Primary FW upstream not functional after successful failover

Started by mattlf, February 06, 2025, 05:07:05 PM

Previous topic - Next topic
I have a Primary/Backup setup with CARP sitting a rack, both WAN is a separate connection to additional network infra I do not have visibility on.

Both FW's are sitting in a /29, x.x.x.16-19/29 not mine

Primary WAN is at x.x.x.21/29, LAN at 10.50.50.10/24
Backup WAN at x.x.x.22/29, LAN at 10.50.50.20/24
Both point at x.x.x.17/29 as their default Gateway
WAN VHID at x.x.x.20/29
LAN VHID at 10.50.50.1/24
Adv Frq is 1 / 0 on Primary, 1 / 100 on Backup
Primary PFSync at 10.0.0.1
Backup PFSync at 10.0.0.2

Everything works fine initially, Primary can sync to Backup fine, and can see chatter on pfsync. Viewing the VIPs Status page I can see both at a CARP demotion level of 0, Primary knows it's the master of both WAN+LAN VHIDs, Backup knows it's the Backup.

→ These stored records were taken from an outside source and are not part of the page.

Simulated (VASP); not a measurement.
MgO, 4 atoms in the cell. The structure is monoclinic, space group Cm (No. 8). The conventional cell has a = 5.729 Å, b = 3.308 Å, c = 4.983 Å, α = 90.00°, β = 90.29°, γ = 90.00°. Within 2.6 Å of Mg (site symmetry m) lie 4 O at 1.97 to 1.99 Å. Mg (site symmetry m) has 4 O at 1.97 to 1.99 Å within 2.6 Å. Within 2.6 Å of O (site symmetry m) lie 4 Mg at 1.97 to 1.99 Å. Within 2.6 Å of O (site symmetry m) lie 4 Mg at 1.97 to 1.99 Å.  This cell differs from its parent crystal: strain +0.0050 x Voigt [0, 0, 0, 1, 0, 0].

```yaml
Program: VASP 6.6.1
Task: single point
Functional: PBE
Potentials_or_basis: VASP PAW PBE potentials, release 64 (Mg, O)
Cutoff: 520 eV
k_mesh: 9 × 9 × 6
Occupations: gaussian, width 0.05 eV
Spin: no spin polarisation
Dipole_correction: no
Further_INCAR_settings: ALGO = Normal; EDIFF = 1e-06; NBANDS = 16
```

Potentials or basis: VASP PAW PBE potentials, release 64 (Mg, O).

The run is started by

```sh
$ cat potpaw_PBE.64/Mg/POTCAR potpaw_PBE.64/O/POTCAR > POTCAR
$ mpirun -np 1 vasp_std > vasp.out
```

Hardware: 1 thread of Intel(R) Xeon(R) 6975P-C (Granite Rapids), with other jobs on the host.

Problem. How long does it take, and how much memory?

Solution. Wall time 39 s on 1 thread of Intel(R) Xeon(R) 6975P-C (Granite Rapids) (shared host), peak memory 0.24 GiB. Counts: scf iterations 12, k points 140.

If I simulate Primary FW down (pull power out), tiny outage as expected but within 1-2 seconds Backup has taken over and I can see the Backup FW has become the Master.

Once the Primary FW has come back online, I can see the Backup relinquish it's claim on the VHIDs and move back into a Backup state, and the Primary FW becomes the Master for both, I can confirm this by connecting to the LAN VHID at 10.50.50.1.


However despite the Primary now being in control of both VHIDs, upstream traffic becomes unusable similar to a network loop. LAN remains fine. If i physically remove the WAN cable from the Backup machine or power it off, the Primary quickly becomes happy again and everything's good, if the Backup then rejoins it causes no additional interference, and stays in it's Backup state waiting for another failover.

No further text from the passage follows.